We believe there is value in the transparency of the platform to foster better discussions. Most people make decisions alone. And current platforms like Stocktwits are interesting for sentiment but are filled with banter and are unreliable for real discussions.
In terms of reporting / tools, we're focused on investor self-awareness. Most people have more than 1 account and have a hard time even finding out the annual return on their portfolio. We'd like to start alerting people of things like strategy drift, as well.
Slightly more advanced topic: There's also something to be said of the data itself once people start sharing. The idea is that if you can get a cross-section of sentiment / social data backed by real portfolio data, it adds an element that wasn't previously available and should technically result in a more efficient market, resulting in an opportunity for new value creation. Brainstorming with few Anderson / GSB / Cornell finance professors on this.
tinkerrr|11 years ago
Reporting-wise, I am with you. I think the current models are antiquated, and most of the solutions I see are outright wrong (Hint: If you're looking only at stock prices for returns, you're doing it wrong too).
otavio|11 years ago
For example, I see LVS dropping and am considering starting a position. I ping the people who hold LVS right now (nvestly.com/ticker/lvs) and ask them what they think and if they know what's driving the selloff. Reality is that people on Nvestly are generally well-informed about what they hold, so new information surfaces and the entire group benefits. The fact that people's identities are tied to real portfolios tends to generate higher quality discussions vs. a Stocktwits, Yahoo! group or even SeekingAlpha comments.
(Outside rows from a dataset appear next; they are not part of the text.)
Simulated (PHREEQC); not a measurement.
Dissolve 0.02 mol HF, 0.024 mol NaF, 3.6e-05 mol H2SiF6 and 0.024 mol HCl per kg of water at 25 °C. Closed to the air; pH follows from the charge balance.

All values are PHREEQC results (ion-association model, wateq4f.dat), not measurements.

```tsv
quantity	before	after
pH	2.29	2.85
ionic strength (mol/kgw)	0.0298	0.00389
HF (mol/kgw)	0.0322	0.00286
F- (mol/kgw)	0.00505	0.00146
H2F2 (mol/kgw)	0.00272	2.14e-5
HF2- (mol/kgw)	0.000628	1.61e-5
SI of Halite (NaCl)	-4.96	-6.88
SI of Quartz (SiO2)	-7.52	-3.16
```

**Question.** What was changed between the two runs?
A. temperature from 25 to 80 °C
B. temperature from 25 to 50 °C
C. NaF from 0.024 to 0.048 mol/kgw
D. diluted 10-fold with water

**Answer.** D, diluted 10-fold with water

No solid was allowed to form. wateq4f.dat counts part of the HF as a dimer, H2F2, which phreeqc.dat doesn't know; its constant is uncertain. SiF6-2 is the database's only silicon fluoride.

If you don't ever trade and don't have to discuss anything, it's most helpful just to track your portfolios in one place without multiple logins and to see your returns. The annualized return (IRR) figure for example is something you can't generally get without paying an analyst (or investing hours into a spreadsheet). The IRR is important because it's an annual return that all funds in the world look at (like angels looking at traction).
Newbies do like to follow 'top investors'. I actually didn't think this would be super relevant but people loved it so we made it the homepage upon login and are adding a few things to protect people against blindly following.
Experienced investors have been using Nvestly as an investment resume of sorts. The system pulls up to 10 years of historical track record info and this is unprecedented afaik.
So these are 3 use cases. Let me know if it doesn't answer your question.
JazCE|11 years ago
i suppose if your friends were trading everyday, the value in that would be tiny, but for longer term investments, seeing the herd mentallity might make it easier for people.